Yes I agree definitely get the algorithms working on the PC first, then port them as-is first, and then optimise.
There is plenty of tweaking that can be done, and depending on processor that will be done in different ways, and almost all solutions will implementation specific and a good knowledge of the target device. This often doesn't mean digging into assembly but it does occasionally. Typically understanding the on chip registers, cache, wait states, pipeline stalling, VLIW, bus arbitration, loop unrolling, the use of compiler idioms, and intrinsic functions, it's not uncommon to gain an order of magnitude in speed over an unoptimised vanilla algorithm.

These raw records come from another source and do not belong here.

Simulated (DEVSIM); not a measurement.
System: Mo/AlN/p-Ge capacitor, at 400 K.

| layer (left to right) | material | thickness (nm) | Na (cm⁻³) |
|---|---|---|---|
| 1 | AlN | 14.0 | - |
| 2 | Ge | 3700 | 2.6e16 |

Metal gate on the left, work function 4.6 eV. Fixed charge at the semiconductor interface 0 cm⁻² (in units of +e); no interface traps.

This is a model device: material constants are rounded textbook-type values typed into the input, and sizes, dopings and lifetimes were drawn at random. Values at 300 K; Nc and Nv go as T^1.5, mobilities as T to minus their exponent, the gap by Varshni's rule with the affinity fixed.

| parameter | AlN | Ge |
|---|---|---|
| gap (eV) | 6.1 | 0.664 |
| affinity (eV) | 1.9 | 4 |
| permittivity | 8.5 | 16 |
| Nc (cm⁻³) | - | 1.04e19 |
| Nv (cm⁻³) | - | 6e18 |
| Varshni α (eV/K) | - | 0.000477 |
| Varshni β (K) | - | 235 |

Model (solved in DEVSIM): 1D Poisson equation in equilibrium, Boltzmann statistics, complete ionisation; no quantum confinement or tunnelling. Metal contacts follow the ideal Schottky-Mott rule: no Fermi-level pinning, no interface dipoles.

One recommendation if you're a newbie is to go for a processor that offers single cycle floating point operations, although there is a power consumption tax on that. Some of the TI VLIW processors will do several floating point operations simultaneously if you can structure and code your algorithm around it: typically this involves pipelining mutually exclusive operations, which in itself often makes for pretty unreadable code: I usually always keep my readable working but unoptimised code in there, commented or #ifdef'd out, for documentation and sanity/cross checking purposes.
Using pre baked optimised vendor provided libraries is usually a good start, but keep in mind a few examples aren't very good, for example some of the ARM CMSIS DSP FIR filter code isn't well optimised at all at the algorithm level.